Pakistan needs to improve governance, prioritise spending and deepen economic reforms, said World Bank Managing Director Sri Mulyani Indrawati on Tuesday, indicating that the country’s largest lender is not fully satisfied with the current pace of reforms and wants a change in priorities.
The managing director also underscored the need to strengthen the capacity of government’s institutions aimed at improving the service delivery in areas of energy, health and education.
While the World Bank highlighted the importance of strengthening capacity of the institutions, the lender has been funding capacity-building programmes for many years, but no concrete results have been achieved so far.

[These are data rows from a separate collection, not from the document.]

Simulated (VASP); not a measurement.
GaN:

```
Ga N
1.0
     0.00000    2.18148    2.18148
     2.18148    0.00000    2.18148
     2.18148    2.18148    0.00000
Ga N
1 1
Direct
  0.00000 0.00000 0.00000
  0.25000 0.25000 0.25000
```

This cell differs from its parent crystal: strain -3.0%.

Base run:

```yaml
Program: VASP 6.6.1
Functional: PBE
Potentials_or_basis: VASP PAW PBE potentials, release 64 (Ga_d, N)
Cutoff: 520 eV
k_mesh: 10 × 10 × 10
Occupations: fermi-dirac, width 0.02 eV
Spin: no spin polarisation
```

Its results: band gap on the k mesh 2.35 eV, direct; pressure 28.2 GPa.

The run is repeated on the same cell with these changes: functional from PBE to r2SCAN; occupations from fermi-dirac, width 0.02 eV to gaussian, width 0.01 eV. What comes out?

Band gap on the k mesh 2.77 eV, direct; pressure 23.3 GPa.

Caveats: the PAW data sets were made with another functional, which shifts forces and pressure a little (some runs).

“Sri Mulyani Indrawati underlined the importance of deepening Pakistan’s reforms and investments in priority development areas so that the country could achieve a higher level of economic growth to reduce poverty and increase shared prosperity,” according to a handout issued by the lender’s country office.
The press statement was issued after the conclusion of her three-day visit to Pakistan. She, along with Prime Minister Nawaz Sharif and Finance Minister Ishaq Dar, heard updates on the progress of economic reforms implemented by the government.
The MD’s emphasis on deepening reforms indicated that the Washington-based lender considered the current economic reforms superficial, said an independent expert, well-acquainted with the working of international financial institutions. He also added that no serious reforms had been introduced in the energy sector.
Instead of undertaking administrative and governance reforms in the energy sector, the government’s emphasis has so far been limited to increasing the electricity prices through multiple surcharges.
Due to delay in energy reforms, the World Bank has already withheld approval of $500 million loan for the sector.
The lender has also asked Pakistan to change its priorities and invest in areas where more is required.
“The priorities that we discussed include initiatives to improve people’s everyday lives, such as energy, health, education, and the social safety net, as well as expanding the tax base and strengthening governance and capacity of key institutions to support these services,” stated the handout.
Instead of investing more in the energy sector, the current fiscal year’s federal development spending is heavily focused on transport and communication sector, as almost half of the funding is earmarked for this sector.
The official pointed to the youth bulge as a potential asset for Pakistan’s development, but to benefit from this would require improvements in education and training, including for girls and women.
“Increasing numbers of young people in Pakistan mean job creation is a priority, and this will require improvements in the business and investment climate, privatisation, and tapping the potential of regional integration,” said Indrawati.
In what appears to be a balancing strategy, the World Bank stated that Indrawati was impressed with the government’s success at stabilising the economy under difficult circumstances.
She also appreciated the joint efforts of the federal and provincial governments to expand the Benazir Income Support Programme (BISP) through conditional cash transfers for education outcomes. She also met with Punjab Chief Minister Shahbaz Sharif and learned about provincial-level reform efforts and development projects under implementation and preparation with World Bank Group support.
Indrawati emphasised on the importance of private sector’s contributions towards the development of Pakistan during her visit.
Currently, as many as 25 schemes are financed by the World Bank with a total net commitment of $4.95 billion. The International Finance Corporation, the World Bank Group’s private sector arm, has a committed portfolio of about $1.2 billion in 47 companies, of which infrastructure energy, ports, and transport sectors account for 53%, general manufacturing and services 15% and financial markets 32%.
Published in The Express Tribune, August 5th, 2015.